Deloitte publishes annual DC benchmarking survey

There continues to be limited interest in in-plan annuities, with 6% of plans offering this option in 2013, up from 4% in 2012. Ten percent of plan sponsors indicated they are looking into adding an accumulation annuity to their current plan.

In 2013 and early 2014, Deloitte conducted an online DC plan survey of 401(k) and 403(b) plans, collecting data from 265 plan sponsors. The report on the survey provides an overview of the plan features, policies, objectives, and attitudes of the DC plan sponsors participating in the survey.  

There continued to be limited interest in in-plan annuities, with 6% of plans offering this option in 2013, up from 4% in 2012. (See chart from report at right.) Four percent of plans offered exchange-traded funds (ETFs), a two percentage-point increase from 2012. Ten percent of plan sponsors indicated they are looking into adding an accumulation annuity to their current plan with 12% looking into adding an annuity purchase option and/or annuity selection software for final plan distributions.  

Deloitte DC Survey Chart on Income 2014

The 2013–2014 survey revealed that only 54% believe employees are informed of plan features and investment options. Eighty-two percent said that their record keeper/plan administrator offers valuable tools to educate employees and 65% indicated that an employee education campaign would be highly utilized and valuable to employees.

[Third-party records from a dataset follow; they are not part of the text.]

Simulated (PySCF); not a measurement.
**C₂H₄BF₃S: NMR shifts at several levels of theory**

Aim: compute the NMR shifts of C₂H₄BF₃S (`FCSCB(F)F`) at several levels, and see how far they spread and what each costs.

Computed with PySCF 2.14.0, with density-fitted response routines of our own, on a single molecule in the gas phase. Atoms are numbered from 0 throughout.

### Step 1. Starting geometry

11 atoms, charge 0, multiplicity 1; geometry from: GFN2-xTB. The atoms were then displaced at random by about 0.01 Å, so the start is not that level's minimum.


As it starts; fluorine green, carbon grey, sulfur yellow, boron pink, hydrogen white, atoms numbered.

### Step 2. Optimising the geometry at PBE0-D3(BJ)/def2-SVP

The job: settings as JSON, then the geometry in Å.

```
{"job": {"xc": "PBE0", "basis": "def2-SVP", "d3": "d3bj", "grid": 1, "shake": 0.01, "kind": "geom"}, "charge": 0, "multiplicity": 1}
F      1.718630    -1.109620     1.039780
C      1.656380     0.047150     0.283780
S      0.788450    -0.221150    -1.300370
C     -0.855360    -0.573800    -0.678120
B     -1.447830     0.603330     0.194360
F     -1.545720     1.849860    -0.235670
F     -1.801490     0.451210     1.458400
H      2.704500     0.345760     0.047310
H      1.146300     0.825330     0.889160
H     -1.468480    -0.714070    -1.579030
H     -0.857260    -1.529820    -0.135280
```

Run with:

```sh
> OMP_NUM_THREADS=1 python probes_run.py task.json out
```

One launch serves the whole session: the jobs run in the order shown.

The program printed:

With the economic recovery having taken hold and market performance stabilized, the percentage of plan sponsors who chose “uncertain economy/job market” as the key reason for lack of employee participation in the DC plan fell sharply to 14% in 2013 from 24% in 2012. Thirty-percent of respondents in 2013 cited “lack of awareness or understanding,” compared to 21% in 2012. Of those plan sponsors citing “other” as the primary reason (20%), the most common write-in responses related to prioritizing other financial goals and obligations ahead of retirement, and a perception by employees that they cannot afford to contribute.   

The 2013–2014 survey showed little change in average deferral percentages (ADP). For non-highly compensated employees (NHCEs), the median ADP was 5.2% (compared to 5.6% in 2012), while the median ADP for highly compensated employees (HCEs) was 6.9% (compared to 7.0% in 2012).

Fourteen percent of plan sponsors have different contribution limits for HCEs and NHCEs, while 50% have the same limits and 36% do not limit employee contributions other than the regulatory limits (compared to 34% in 2012). Four percent of organizations increased maximum contribution percentages for participants in the past year.   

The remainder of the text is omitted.